We’ve been coming to the Riviera di Levante for many years now, helped by the fact that it’s only ninety minutes away by car from Lucca, but we’ve always passed right through Zoagli on the assumption that below the main coastal road, the Via Aurelia, there was just a scattering of villas and apartments hugging the coastline with not much else, as is often the case in Liguria.
The Via Aurelia is the old Roman road that runs from Rome along the coast, initially to Pisa and then subsequently extended by the Romans to Genova and ultimately into France. If you live anywhere in the west of Italy like Lucca you tend to spend a lot of time on the Via Aurelia going north or south when not on the autostrada.
In Liguria recently, early one Sunday morning because we needed a coffee, we happened to turn right on a whim (as we were heading south) off the Via Aurelia at a sign that didn’t seem particularly encouraging or helpful with no mention of anything useful other than a 2 star hotel and the train station. Normally in Italy when you’re looking for shops, bars, restaurants etc there’s a centro sign at every junction or roundabout and you simply follow that. We’ve still never seen a centro sign pointing to Zoagli.

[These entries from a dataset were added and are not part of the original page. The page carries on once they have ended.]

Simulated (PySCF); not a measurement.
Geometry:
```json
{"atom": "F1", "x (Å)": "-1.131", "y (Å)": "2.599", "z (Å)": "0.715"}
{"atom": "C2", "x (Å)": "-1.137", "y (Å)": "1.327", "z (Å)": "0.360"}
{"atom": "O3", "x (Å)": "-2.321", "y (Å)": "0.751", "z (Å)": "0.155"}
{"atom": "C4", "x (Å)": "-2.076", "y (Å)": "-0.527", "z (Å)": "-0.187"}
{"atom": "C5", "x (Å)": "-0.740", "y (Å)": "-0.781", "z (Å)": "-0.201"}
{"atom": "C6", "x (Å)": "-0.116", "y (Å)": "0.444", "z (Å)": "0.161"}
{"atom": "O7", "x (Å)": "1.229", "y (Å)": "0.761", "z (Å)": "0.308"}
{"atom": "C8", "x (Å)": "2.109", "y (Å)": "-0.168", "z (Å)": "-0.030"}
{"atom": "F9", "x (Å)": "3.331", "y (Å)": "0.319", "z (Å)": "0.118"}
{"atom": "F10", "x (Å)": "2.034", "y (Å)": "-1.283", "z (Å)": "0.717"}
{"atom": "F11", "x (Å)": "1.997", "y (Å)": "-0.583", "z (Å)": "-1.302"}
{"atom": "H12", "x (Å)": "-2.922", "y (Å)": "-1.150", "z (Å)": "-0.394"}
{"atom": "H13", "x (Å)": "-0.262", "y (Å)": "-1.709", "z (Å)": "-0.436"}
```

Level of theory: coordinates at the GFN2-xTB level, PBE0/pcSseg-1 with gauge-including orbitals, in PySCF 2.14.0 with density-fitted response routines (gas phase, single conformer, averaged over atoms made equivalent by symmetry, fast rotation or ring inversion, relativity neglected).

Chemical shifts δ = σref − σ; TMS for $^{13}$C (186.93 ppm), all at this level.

Even when we reached the bottom of the steep hill and arrived at the railway station and the adjacent hotel, there was nothing to see and no sign of life. Unwilling to give up so quickly and now needing breakfast as well as coffee, we parked the car and followed the footpath, more in hope than anticipation. It goes up and over the tracks west towards the water and then bends right looking down on the railway (above left photo) before descending steeply to the left, passing attractive villas with lovely sea views towards a small shingle beach (above right photo) as the railway passes overhead on a large viaduct.
At this juncture you can continue down to the beach or cross underneath the viaduct, at which point the path quickly opens up into a lovely large piazza surrounded by a whole range of cafes, restaurants, shops and focaccerie. What a pleasant little place and a lovely surprise given the inauspicious beginning, but we've still no idea how everyone who lives here actually reaches this point in their cars.
The 2,400 Zoagliesi must be very private people who would much rather all the tourists stay nearby in Rapallo or elsewhere because this is not an easy centro to find, with a complete absence of signage and it has to be either deliberate or extremely careless.
Whatever the reason, we now had our pick of several establishments and opted for the cafe right under the viaduct that opens up at the back onto a veranda looking over the beach. After coffee and delicious fresh pastries (remember to ask if they’re fresh or frozen as we mentioned in our article on The Italian Morning because in this case they had both) there was another pleasant surprise in store for us in this interesting little community.
There's a coastal path cleverly constructed over the rocks for about half a mile. It starts on the beach just below the restaurant and stays close enough to the water for most of its length to permit easy access for swimming or sunbathing. Looking out across the open water to the west you can see Santa Margherita Ligure sparkling in the morning sun with the Portofino Regional Park towering above it (top photo). Another one of those great Riviera di Levante views. Rapallo is tucked into a bay on the right and not visible in the photograph.
The path was a great idea and really opens up the sea in a way that would be impossible if it were still just bare rocks. This is a lovely place to spend the day as it's very relaxing and with the almost complete absence of hotels it's never going to be overrun by tourists. If you're staying in one of the nearby towns our suggestion would be to jump on the train and come here for a day out. There's a restaurant called L'Arenella right on the water along the path that has a good reputation and it's already on our list to try next time.
There's always some quirk or odd fact or coincidence that appears out of the blue it seems wherever we happen to be traveling in Italy keeping our eyes open and in the case of Zoagli it's the plaque to Greg Lake that we noticed along the path. If, like me, your interest in music began in the late 1960s then you will know Greg Lake from his time with King Crimson and then as the 'L' in ELP. In any case, he was loved by the people of Zoagli after he started to holiday here every year and especially after he gave a concert in the town in 2012. With so few residents in Zoagli he probably came to know many of them and after his death five years ago the town gave him an honorary citizenship and placed a plaque on the rock in his honor.
The 16th century was a dangerous time for Italy with the French and Spanish wars on land, the sack of Rome by German forces and the constant threat from Turkish marauders by sea. Like Vieste a few years later, Rapallo was attacked by the Turkish buccaneer Toghut-Dragut in 1549 and the Genovese Republic realized that more fortifications were required along its coastline. The result in Zoagli was the Saracen tower (photo right) standing high on the rocks just above the beach.
Finally, back to where this article started with a screenshot of the nondescript signpost pointing to the station and the 2 star hotel. This is the turning off the Via Aurelia that you'll need to make should you wish to drive here one day, or perhaps you'll find the actual road that the residents take that eluded us.